Sorry if I wasn't clear. Once you set these parameters, you should no
longer use the 'analyze' command at all.
Doug
Re: [Nutch-dev] Re: NUTCH-7 - analyze tool takes up all the disk
space when there are circular links
Posted by "yoursoft@freemail.hu" <yo...@freemail.hu>.
In my config both parameter are true, and I have problem with www.nb1.hu/*.
You will replace the analysis with map-reduce?
Doug Cutting wrotte:
> yoursoft@freemail.hu wrote:
>
>> I have the same problem with latest nutch from svn. The reported
>> solution doesn't work for me. I would like to fix this problem.
>> Have anyone to any idea how to start with it?
>
>
> Sorry, but I have not used the analyze tool in a while. It is not
> actively maintained.
>
> As a workaround, I recommend setting both
> fetchlist.score.by.link.count and indexer.boost.by.link.count to
> true. This works well, provided you're not encountering a lot of link
> spam.
>
> Doug
>
>
> -------------------------------------------------------
> This SF.Net email is sponsored by: New Crystal Reports XI.
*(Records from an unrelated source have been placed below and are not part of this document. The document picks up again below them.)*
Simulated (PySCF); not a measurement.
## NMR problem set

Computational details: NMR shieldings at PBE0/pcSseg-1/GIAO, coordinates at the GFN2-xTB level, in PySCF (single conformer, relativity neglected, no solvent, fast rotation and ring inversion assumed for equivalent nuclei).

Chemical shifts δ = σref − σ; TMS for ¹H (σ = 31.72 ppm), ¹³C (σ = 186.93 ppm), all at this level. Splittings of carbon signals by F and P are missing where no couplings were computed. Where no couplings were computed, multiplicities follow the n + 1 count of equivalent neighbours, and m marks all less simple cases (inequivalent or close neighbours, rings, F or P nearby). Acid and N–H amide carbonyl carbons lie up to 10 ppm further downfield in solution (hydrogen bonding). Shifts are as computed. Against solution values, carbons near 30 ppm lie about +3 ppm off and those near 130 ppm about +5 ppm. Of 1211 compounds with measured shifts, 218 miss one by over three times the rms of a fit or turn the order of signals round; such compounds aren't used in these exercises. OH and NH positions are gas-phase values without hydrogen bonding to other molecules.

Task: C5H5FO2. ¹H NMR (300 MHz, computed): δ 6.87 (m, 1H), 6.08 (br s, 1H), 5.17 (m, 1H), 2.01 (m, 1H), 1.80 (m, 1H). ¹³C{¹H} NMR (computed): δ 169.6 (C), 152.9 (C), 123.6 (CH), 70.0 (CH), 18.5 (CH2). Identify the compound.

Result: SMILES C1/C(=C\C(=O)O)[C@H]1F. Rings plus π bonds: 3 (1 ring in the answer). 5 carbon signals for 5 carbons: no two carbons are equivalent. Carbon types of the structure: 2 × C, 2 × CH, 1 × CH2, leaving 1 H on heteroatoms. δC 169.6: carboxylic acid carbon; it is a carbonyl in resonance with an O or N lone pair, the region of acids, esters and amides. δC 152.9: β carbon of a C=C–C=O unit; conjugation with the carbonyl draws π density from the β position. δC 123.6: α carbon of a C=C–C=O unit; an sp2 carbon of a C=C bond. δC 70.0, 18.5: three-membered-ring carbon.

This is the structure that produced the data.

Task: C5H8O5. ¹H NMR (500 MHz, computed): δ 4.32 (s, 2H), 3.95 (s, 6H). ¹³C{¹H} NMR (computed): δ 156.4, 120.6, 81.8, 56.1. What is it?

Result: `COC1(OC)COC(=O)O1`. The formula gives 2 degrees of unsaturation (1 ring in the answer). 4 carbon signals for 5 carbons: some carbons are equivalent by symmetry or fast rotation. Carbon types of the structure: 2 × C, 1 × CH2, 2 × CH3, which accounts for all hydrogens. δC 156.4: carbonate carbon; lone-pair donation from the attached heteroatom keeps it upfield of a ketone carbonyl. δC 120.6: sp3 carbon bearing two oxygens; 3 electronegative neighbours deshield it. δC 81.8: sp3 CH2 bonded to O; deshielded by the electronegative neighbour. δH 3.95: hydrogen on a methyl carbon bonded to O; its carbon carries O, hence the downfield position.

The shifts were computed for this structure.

> Version 11 adds new functionality designed to reduce time involved in
> creating, integrating, and deploying reporting solutions. Free runtime
> info,
> new features, or free trial, at: http://www.businessobjects.com/devxi/728
> _______________________________________________
> Nutch-developers mailing list
> Nutch-developers@lists.sourceforge.net
> https://lists.sourceforge.net/lists/listinfo/nutch-developers
>
>
Re: NUTCH-7 - analyze tool takes up all the disk space when there
are circular links
Posted by Doug Cutting <cu...@nutch.org>.
yoursoft@freemail.hu wrote:
> I have the same problem with latest nutch from svn. The reported
> solution doesn't work for me. I would like to fix this problem.
> Have anyone to any idea how to start with it?
Sorry, but I have not used the analyze tool in a while. It is not
actively maintained.
As a workaround, I recommend setting both fetchlist.score.by.link.count
and indexer.boost.by.link.count to true. This works well, provided
you're not encountering a lot of link spam.
Doug
NUTCH-7 - analyze tool takes up all the disk space when there are
circular links
Posted by "yoursoft@freemail.hu" <yo...@freemail.hu>.
Dear Guys,
I have the same problem with latest nutch from svn. The reported
solution doesn't work for me. I would like to fix this problem.
Have anyone to any idea how to start with it?
Best Regards,
Ferenc